The Great Gatsby (F. Scott Fitzgerald, 1926)

I decided I must re-read this in preparation for the film.

The tatty paperback is covered in pen underlining from my first, compulsory high school reading, and I wondered how much of my love would remain when reading through older and – possibly – more critical eyes.

Nick Carraway moves to Long Island in the 1920s and is drawn into a glamorous, seedy world lit up by his neighbour, Jay Gatsby. No-one knows much about Gatsby and they delight in making up sinister stories; but it turns out Gatsby’s secrets are very close to home.

It’s my habit to take a photo of passages I like, to save writing them all down. I wasn’t halfway through this by the time I had a couple of dozen photographs. The pen marks from the first reading showed I’d felt similarly back then.

Fitzgerald’s writing makes every line seems enchanted. When Carraway finds something lovely, you feel his wonder, and when he describes the dreadful you feel his surges of disgust.

There was something gorgeous about him, some heightened sensitivity to the promises of life ... No – Gatsby turned out all right at the end; it is what preyed on Gatsby, what foul dust floated in the wake of his dreams that temporarily closed out my interest in the abortive sorrows and shortwinded elations of men.

There is plenty of Fitzgerald’s dignified and deft humour in this tale – shown to best effect in his renderings of Gatsby’s drunken party guests and hangers-on.

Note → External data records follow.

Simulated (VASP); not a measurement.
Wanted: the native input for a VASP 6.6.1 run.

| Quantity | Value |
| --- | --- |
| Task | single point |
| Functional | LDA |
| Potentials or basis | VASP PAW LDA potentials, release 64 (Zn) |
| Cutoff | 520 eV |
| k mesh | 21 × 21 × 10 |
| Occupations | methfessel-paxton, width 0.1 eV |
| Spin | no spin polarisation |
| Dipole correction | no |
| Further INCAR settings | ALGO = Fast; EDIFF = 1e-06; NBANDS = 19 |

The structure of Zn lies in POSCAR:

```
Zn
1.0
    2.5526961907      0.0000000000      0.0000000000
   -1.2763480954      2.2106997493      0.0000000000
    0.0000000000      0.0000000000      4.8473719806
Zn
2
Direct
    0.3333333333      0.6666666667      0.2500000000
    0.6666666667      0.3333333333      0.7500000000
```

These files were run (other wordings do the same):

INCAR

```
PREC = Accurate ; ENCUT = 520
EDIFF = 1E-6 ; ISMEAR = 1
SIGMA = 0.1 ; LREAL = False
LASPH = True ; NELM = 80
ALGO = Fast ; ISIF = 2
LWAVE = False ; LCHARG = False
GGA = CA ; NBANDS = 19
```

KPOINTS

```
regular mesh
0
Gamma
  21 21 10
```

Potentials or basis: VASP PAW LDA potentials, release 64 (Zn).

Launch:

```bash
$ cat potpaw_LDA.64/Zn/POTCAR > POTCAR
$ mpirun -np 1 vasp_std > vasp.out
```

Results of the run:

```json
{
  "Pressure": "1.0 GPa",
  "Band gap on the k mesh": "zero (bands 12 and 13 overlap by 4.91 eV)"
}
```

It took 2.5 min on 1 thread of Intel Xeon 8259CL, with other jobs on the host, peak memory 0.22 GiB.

To StuMo, shooting zombies a few feet away, it must have seemed as though I weren’t reading at all, but just sitting there, alternately giggling at and taking photos of a stationary object.

A small, flat-nosed Jew raised his large head and regarded me with two fine growths of hair which luxuriated in either nostril. After a moment I discovered his tiny eyes in the half-darkness.

I don’t doubt that the beauty and ugliness of it all, not to mention Gatsby’s tortured soul, will be rendered exquisitely on film, but I wonder how the fun poked at peripheral characters, his “pale, dangling individuals” will fare.

A pause. Then, taking a long breath and straightening his shoulders, he remarked in a determined voice:  ‘Wonder’ff tell me where there’s a gas’line station?

At least a dozen men, some of them a little better off than he was, explained to him that car and wheel were no longer joined by any physical bond.

‘Back out,’ he suggested after a moment. ‘Put her in reverse.’

‘But the wheel’s off!’

He hesitated.

‘No harm in trying,’ he said.

My mate Sturdy dislikes this book. She says there’s no-one to love here, and she’s right.Oddly enough, soon after this conversation, another friend asked me whether she was supposed to find Daisy loveable, because she couldn’t. I replied that she’d hit the nail on the head: Daisy doesn’t “gleam like silver” and that’s the lightbulb moment.

Daisy tumbled short of his dreams – not through her own fault, but because of the colossal vitality of his illusion. It had gone beyond her, beyond everything.

For those also interested in the “likeability” problem, I direct you to something showed to me recently: the take of writers including Margaret Atwood and Jonathan Franzen on the subject.

Likeable or not, The Great Gatsby is spine-tingling. I hang on the words, they give me goosebumps. I am breaking my neck to get into that cinema.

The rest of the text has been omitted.